9. Sweet Sounds of Guns & Explosions: The Music of Contra
That was just a track from Contra 4, but I totally recommend listing to the soundtracks to the following honorable mentions: Contra, Contra III: The Alien Wars, Contra: Hard Corps, Hard Corps: Uprising.
10. THANK YOU, ALL CONTRA STAFF
I’ll be negligent (and scolded by my gaming peers) if I didn’t mention the people who worked tirelessly on the Contra series, and there have been a lot, including some important faces that went on to contribute significant projects within the video game industry.
Shigeharu Umezaki oversaw the direction of the Contra series on the NES and left much later to start up his own company, Good-Feel, which why-hello developed both Wario Land: Shake It! (a great forgotten gem) and Kirby’s Epic Yarn for the Nintendo Wii. From Contra III: The Alien Wars, there’s Nobuya Nakazato, a long time Konami employee, who also helped in the creation of Rocket Knight Adventures and Castlevania: Symphony of the Night.

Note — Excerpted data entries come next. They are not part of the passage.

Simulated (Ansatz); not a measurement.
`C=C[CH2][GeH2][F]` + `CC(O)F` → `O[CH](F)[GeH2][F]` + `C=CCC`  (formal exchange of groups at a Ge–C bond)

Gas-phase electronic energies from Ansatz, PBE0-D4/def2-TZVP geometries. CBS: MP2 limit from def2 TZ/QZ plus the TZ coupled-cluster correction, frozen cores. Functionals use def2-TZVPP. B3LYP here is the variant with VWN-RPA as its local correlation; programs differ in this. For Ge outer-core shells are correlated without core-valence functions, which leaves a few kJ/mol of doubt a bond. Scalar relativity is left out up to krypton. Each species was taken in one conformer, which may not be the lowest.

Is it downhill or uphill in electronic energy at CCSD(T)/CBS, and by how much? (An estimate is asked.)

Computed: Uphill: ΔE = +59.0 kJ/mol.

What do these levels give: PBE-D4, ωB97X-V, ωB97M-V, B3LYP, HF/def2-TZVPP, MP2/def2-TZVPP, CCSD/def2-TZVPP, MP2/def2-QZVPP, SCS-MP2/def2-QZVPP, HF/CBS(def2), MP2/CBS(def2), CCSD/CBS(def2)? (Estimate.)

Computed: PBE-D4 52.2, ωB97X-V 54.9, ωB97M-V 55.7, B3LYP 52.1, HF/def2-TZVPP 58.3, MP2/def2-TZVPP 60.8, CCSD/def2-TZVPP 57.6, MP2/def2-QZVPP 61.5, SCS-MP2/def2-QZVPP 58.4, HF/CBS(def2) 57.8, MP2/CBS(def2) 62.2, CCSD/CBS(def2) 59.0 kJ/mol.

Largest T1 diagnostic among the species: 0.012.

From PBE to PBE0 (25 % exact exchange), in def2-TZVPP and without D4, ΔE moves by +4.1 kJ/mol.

On the Contra: Hard Corps staff list there’s the surprise find of artist Yasuomi Umetsu as the game’s Japanese package artwork, or a.k.a. the guy who was the character designer and animation director for the cult Anime OVA, 1986’s Megazone 23 Part II – watch it, I dare you. Heck even “we’re not worthy” composers Michiru Yamane (Castlevania: Symphony of the Night) and Akira Yamaoka (Silent Hill) both spent their time creating music for one Contra title or another.
I hope you liked my review of twenty-five years of bare-chested, guns-firing, alien destroying fun that the Contra series has given us a plenty. Please, oh wonderful Konami overlords, grant us the wish of a new Contra game every year. Hard Corps: Uprising was a great start, 2D graphics and that classic bread-and-butter game play, but there must be more!